Nedbank said it is ready to defend any litigation against it arising from the Zondo Commission’s reports on state capture, as there was no evidence of wrongdoing, collusion or corruption on the part of the bank.
This was according to Nedbank’s latest annual report released last week. While the commission made no findings against the bank, it found some transactions involving Nedbank where Regiments acted as a financial adviser to Acsa and Transnet should be subject to further investigation.
“These transactions, as well as transactions concluded by Nedbank with third parties where Regiments played an financial advisory role, have already been the subject of internal and external legal and forensic reviews and, as previously reported, Nedbank’s board and management took comfort that there is no evidence of any wrongdoing, collusion or corruption by Nedbank or our employees,” the annual report said.
The bank said in response to a BR question that “no specific provisions have been raised given our assessment of the merits of the matters”.
”If these transactions were tainted by corruption on the part of Regiments, clients or their employees, Nedbank was unaware of this at the time of the transactions and acted as a reasonable banker based on the knowledge we had at the time. Our fees and returns were market-related and all legal documentation and authorisations for the transactions are in place,” CEO Mike Brown said in the report.

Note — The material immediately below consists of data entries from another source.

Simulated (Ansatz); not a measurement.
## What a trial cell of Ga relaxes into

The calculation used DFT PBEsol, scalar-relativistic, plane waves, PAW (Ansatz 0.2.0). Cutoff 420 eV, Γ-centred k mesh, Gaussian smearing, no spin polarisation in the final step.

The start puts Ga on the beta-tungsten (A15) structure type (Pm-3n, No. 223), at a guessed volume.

Nedbank said it continued to co-operate with various further enquiries and investigations that were under way on these transactions.
“These engagements may result in Nedbank entering into negotiations or, failing which, becoming involved in litigation and associated regulatory proceedings, with various parties,” the bank said.
On the bank’s financial performance, Brown said the bank had made good progress towards its published 2023 financial targets by exceeding the 2019 diluted headline earnings per share level of 2 565 cents in 2022, a year earlier than planned, and the aim to achieve an ROE (return on equity) greater than the 2019 ROE level of 15% and a cost-to-income ratio of below 54%.
“Given our strong 2022 performance, we have set ourselves revised medium-term (2025) and long-term targets. We aim to achieve an ROE of 17% and a cost-to-income ratio of 52% both in 2025. Over the longer term we aim to improve these to above 18% and below 50% respectively. Achieving these targets should be value-creating for shareholders,” said Brown.
He said South Africa’s economic potential was compelling, but the country was fast reaching a tipping point in a number of areas, as failing state-owned monopolies – in particular those responsible for electricity generation and transmission, transport and logistics, water, and crime prevention and prosecution – were constraints on much-needed investment and, as a result, economic growth and job creation.
This required urgent and decisive action by the government, labour, civil society and business, he said.